26 April 2024
The Khayelitsha Music Academy started in 2006 in a shack near the beach, with just one student, receiving guitar lessons. Today the school has 19 students and teaches several instruments and music theory.
The school was founded by Khayelitsha musicians Ongx Mona and Wara Zintwana. They funded the academy and bought instruments with money from busking on trains.
The academy has moved from Monwabisi Park informal settlement to the garage of Zintwana’s cousin’s home in Khayelitsha.
Mona says that after high school he wanted to further his studies in music but couldn’t, as he had trouble reading sheet music. Music was not offered as a subject at his school and music schools cost money. The only way to get into music was through Gospel choirs.

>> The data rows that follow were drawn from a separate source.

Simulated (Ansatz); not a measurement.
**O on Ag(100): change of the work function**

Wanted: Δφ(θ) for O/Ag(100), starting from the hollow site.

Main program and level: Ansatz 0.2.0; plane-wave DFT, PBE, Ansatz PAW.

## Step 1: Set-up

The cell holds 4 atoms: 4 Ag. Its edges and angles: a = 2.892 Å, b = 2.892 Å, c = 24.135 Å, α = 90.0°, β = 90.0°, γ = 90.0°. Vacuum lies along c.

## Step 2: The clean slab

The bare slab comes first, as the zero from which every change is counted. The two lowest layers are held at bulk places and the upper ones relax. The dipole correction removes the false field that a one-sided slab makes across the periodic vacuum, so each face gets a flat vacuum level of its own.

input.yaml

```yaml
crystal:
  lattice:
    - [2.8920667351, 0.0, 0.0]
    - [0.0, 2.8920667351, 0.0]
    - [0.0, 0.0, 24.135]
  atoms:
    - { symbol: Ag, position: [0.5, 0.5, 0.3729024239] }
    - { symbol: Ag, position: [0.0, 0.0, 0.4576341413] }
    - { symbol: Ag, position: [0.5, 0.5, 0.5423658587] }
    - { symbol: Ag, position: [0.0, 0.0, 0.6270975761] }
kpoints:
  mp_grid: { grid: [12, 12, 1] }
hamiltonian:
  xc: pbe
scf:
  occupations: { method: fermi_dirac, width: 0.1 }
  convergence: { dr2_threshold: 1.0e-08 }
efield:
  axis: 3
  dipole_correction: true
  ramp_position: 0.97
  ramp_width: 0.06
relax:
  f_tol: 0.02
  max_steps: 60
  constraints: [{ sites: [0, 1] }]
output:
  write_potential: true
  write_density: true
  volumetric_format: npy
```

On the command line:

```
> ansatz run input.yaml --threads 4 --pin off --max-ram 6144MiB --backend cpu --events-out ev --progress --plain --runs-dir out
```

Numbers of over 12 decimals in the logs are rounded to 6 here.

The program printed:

He decided to open a music academy. Being able to read music makes students “employable all over the world”, he says.
The school is free and the teachers are volunteers. The classes, two hours long, run four times a week. Students are taught music theory, acoustic guitar, bass guitar, drums and keyboard. If there is money, the students are also offered food.
The 19 students are aged between five and 23.
Zintwana says that in Khayelitsha, children hang out on corners, where people are drinking and smoking, because of a lack of after-school activities. He wants to offer them a better option.
But the academy battles with a lack of funding and also with crime. In 2015, criminals broke into the garage and stole guitars and pedals for keyboards and drums. It’s also not safe for children to walk in the street with their instruments so it is hard for them to practise at home.
Mona says that a few former students have managed to find work through the academy, sometimes playing music in churches. “We know the academy is something that can create job opportunities … but it needs strong financial muscle to support it.”
The academy isn’t getting financial support from the community, parents or government, he says. They have had some luck with donations from Yamaha, Doctors without Borders, the Violence Prevention through Urban Upgrading (VPUU) project and US donors in the past, but that has mostly dried up.
With R20,000 a month, Mona says, the academy could pay the music teachers a stipend, cover transport costs for students and teachers, maintain the instruments and feed the children. “You can’t really be teaching them on an empty stomach”, says Mona.
The school also needs more instruments and ideally the pair would also like their own vehicle and a piece of land for a permanent site. Travelling with instruments to shows and events is expensive. “It can be dangerous travelling with instruments in public transport,” says Zintwana. “We need transportation.”
Twenty-two-year-old Liyabona Mraji is one of the senior students. He has been with the academy for over 12 years. “When I’m here all of my problems just fly away”, he says. “There is peace with music.”
Projects like these bring stability and progress to the community, says Mona. “We want the academy to be a thing that changes people’s lives.”